Take back control of your emotions.
Your boss says, “you suck at your job.” Your mother-in-law points out your expanding waistline. Your business receives a new one-star online review. Your coach benches you because “you are too slow on the basketball court.” Critics are everywhere. They will always be there.
Being criticized hurts. It hurts because we are human. We experience pain when others point out our weaknesses and our faults. Often, our critics go for the jugular, attacking the areas where we are the most insecure. This augments the pain.

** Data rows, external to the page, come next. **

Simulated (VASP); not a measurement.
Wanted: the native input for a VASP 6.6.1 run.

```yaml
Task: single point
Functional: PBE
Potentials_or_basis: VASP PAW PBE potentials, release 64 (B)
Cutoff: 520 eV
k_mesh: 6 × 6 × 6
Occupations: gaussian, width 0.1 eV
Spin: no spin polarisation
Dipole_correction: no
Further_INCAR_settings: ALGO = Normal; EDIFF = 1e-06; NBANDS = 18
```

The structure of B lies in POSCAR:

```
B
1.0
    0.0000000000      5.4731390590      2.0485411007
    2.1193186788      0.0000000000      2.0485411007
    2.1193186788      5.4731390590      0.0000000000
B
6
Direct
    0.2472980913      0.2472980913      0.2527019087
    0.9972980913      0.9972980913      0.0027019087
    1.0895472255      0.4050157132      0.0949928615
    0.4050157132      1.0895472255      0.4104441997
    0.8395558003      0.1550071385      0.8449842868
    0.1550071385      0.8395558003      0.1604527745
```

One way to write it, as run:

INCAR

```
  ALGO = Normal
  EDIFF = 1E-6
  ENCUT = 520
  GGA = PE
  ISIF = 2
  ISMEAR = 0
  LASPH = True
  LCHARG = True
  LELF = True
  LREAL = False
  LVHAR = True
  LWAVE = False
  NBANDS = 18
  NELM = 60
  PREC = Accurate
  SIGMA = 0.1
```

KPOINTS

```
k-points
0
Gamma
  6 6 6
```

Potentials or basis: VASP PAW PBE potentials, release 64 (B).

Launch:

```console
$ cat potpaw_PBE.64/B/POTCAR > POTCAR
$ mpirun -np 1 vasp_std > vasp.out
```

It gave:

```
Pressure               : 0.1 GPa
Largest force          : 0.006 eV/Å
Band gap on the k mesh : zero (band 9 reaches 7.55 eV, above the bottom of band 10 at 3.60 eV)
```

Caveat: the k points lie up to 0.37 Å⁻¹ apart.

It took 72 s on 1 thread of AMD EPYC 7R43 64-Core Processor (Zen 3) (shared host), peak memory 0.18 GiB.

We frame negative comments as either helpful or hurtful. When criticism is valuable, we call it constructive. We understand our boss, coach, spouse, or colleague has our best interests at heart. When criticism is hurtful, we cast off the detractor as a jerk. In both circumstances, our focus is on the person attacking us. We are reacting to the detractor.
Reacting to the other person does not serve us. It gives power to the critic. But it is not the critic who triggers our feelings. Our interpretation of their words do. The thoughts in our head trigger our emotions. We can choose how we interpret criticism. Our thoughts determine whether these moments become constructive or destructive.
Most of us take the easy way out, allowing criticism to be destructive. The negativity feeds our self-doubt. It empowers the voice inside our heads telling us we are not good enough. We get down on ourselves. Our self-confidence sinks. We become angry, depressed, resentful, or withdrawn. Inadvertently, we relinquish control to the critic, giving them strength, as they now control our emotional response.
Our critics expose our blind spots. They open a window that we prefer to keep closed. We are exposed. Instead of slamming the window closed, muster the courage to stick our heads in and look around. Seeing ourselves from a different perspective, we get a glimpse at our blind spots. In these moments, criticism transforms into opportunity.
Elements of truth are often present when we allow ourselves to be vulnerable. When we listen and process the words of our critics, we find opportunities to learn. We can categorize criticism as true or untrue, and useful or useless. None of our attention should be waisted on that which is false or useless. All of our energy should be focused on what is true and useful.
Ignore what is untrue. Expend no energy on criticism that is not useful, even if it is true. Spend your bandwidth on criticism that is true and useful to you in achieving your goals. Embracing the useful truth robs the critic’s power over your emotions. Find the truth. Embrace it. Ignore the rest.